(b) For a plan of merger to be approved: (1) The board of directors must approve the plan of merger; (2) the board of directors must recommend the plan of merger to the members entitled to vote on the plan of merger, if any, unless the board of directors determines that because of conflicts of interest or other special circumstances it should make no recommendation and communicates the basis for its determination to the members entitled to vote on the plan of merger with the submission of the plan; and (3) the members entitled to vote on the plan must approve the plan, either before or after the actions required in subdivisions (1) and (2) of this subsection, as provided in subsection (e) of this section.
(c) The board of directors may condition its submission of the proposed merger on any basis.
(d) The corporation shall notify each member, entitled to vote on the plan, if any, of the proposed members' meeting in accordance with section seven hundred five, article seven of this chapter. The notice is also to state that the purpose, or one of the purposes, of the meeting is to consider the plan of merger and contain or be accompanied by a copy or summary of the plan.
(e) Unless this chapter, the articles of incorporation or the board of directors acting pursuant to subsection (c) of this section requires a greater vote or a vote by class of members, the plan of merger to be adopted must be approved by: (1) If no class of members is entitled to vote separately on the plan as a class, at least two thirds of the votes cast by the members entitled to vote; and (2) if any class of members is entitled to vote on the plan separately as a class, at least two thirds of the votes cast by the members of each class whose members are entitled to vote.
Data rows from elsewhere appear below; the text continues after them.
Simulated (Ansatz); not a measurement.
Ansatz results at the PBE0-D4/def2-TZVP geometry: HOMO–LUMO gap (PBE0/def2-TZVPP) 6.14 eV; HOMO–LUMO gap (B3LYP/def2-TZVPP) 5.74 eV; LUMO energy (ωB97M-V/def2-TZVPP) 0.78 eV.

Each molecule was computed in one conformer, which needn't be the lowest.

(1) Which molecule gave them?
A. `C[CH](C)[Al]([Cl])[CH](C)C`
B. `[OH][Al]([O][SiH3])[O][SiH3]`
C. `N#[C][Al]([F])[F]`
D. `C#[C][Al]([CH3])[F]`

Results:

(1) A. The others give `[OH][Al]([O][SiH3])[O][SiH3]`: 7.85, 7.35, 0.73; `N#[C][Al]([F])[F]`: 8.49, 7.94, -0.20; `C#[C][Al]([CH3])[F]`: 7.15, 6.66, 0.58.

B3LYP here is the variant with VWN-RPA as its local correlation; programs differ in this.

(f) Separate voting by class of members is required on a plan of merger if the plan contains a provision that, if contained in a proposed amendment to articles of incorporation, would require action by one or more separate classes of members on the proposed amendment under the articles of incorporation of the corporation.
(g) Approval of the plan of merger by the corporation requires a greater or additional vote if:
(1) In the case of the surviving corporation, a plan of merger contains any provision which, if contained in a proposed amendment to its articles of incorporation would require a greater vote than, or additional vote to, that otherwise required to approve the plan of merger; or
(2) In the case of any terminating corporation, a sale of all or substantially all assets, or dissolution, would under the circumstances require a greater vote than, or additional vote to, that otherwise required to approve the plan of merger.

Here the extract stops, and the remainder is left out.